COLUMBUS, Ohio – Four owners of exotic animals in Ohio are suing the state’s agriculture department and its director over a new law regulating dangerous wildlife, contending the restrictions threaten their property rights and freedom of speech.
The lawsuit was filed Friday in Columbus federal court. It comes as the owners face a Monday deadline to register their creatures with the state.
The owners claim the law forces them to join private associations and possibly give up their animals without compensation. They also contend it unlawfully requires them to perform surgical procedures on the animals.
Under the law, owners must microchip their animals before they register them, so the creatures can be identified if they get lost or escape.
The state had received 80 registrations as of Friday. Officials planned to update the number on Monday afternoon.
If owners don’t register by Monday, they could face a first-degree misdemeanor charge for a first offense, and a fifth-degree felony for any subsequent offenses.
A spokeswoman for the agriculture department declined to comment on the lawsuit Monday.
“We’re committed to protecting the public and transitioning away from casual ownership of dangerous, wild animals by enforcing these new standards on enclosures and care,” said agriculture spokeswoman Erica Pitchford Hawkins.
Ohio’s restrictions on exotic animals had been among the nation’s weakest.
State lawmakers worked with a renewed sense of urgency to strengthen the law after owner Terry Thompson last fall released 50 creatures from an eastern Ohio farm in Zanesville before killing himself.
The owners have asked the court to block the law while a review of their lawsuit continues.
“The prohibition of sale of privately-owned animals, combined with the forced transfer of animals to certain groups, does not advance any public safety rationale, and only serves to benefit certain politically-favored groups at the expense of those who are apparently viewed by the state as ‘more like Terry Thompson,’ ” the four owners said in a court filing.

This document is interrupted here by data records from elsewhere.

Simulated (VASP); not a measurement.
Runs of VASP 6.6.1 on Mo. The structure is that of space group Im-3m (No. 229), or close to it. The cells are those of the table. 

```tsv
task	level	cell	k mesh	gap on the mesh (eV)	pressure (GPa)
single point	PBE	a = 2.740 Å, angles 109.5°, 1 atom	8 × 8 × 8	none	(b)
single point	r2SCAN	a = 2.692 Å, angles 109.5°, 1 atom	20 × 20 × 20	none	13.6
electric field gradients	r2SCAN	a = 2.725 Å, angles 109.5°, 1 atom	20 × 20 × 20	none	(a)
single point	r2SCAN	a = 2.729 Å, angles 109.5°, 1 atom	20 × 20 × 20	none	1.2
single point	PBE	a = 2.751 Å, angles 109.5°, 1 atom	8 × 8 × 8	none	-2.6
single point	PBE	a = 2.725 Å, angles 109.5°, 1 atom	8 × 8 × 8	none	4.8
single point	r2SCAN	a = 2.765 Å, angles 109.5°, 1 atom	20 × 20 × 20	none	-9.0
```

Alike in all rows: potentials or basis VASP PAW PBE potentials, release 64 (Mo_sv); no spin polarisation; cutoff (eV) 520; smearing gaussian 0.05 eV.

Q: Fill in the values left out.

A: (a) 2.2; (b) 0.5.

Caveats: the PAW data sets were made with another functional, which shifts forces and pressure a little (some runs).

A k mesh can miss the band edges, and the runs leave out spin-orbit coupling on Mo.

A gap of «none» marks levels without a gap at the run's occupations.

The owners suing the state have multiple breeds of exotic animals. They are: Terry Wilkins, who owns a reptile and amphibian store called Captive Born Reptiles in Columbus; Cyndi Huntsman, owner of Stump Hill Farm in Massillon; Mike Stapleton, owner of Paws & Claws Animal Sanctuary in Prospect; and Sean Trimbach, owner of Best Exotics LLC in Medway, where he breeds, raises and sells exotic animals.
In their lawsuit, the owners say they cost of implanting a microchip in the animal can exceed the animals’ value. They also contend that joining certain groups to become exempt from the law means they would have to associate and fund organizations with which they disagree.
The law exempts sanctuaries, research institutions and facilities accredited by some national zoo groups, such as the Association of Zoos and Aquariums and the Zoological Association of America.
While the law took effect last month, some aspects have yet to kick in. For instance, a permit process for owners won’t begin until next October.
Current owners who want to keep their animals must obtain the new state-issued permit by Jan. 1, 2014. They must pass background checks, pay fees, obtain liability insurance or surety bonds, and show inspectors that they can properly contain the animal and care for it.
One of the factors of obtaining of permit includes timely registration.
If owners are denied permits or can’t meet the new requirements, the state can seize the animals.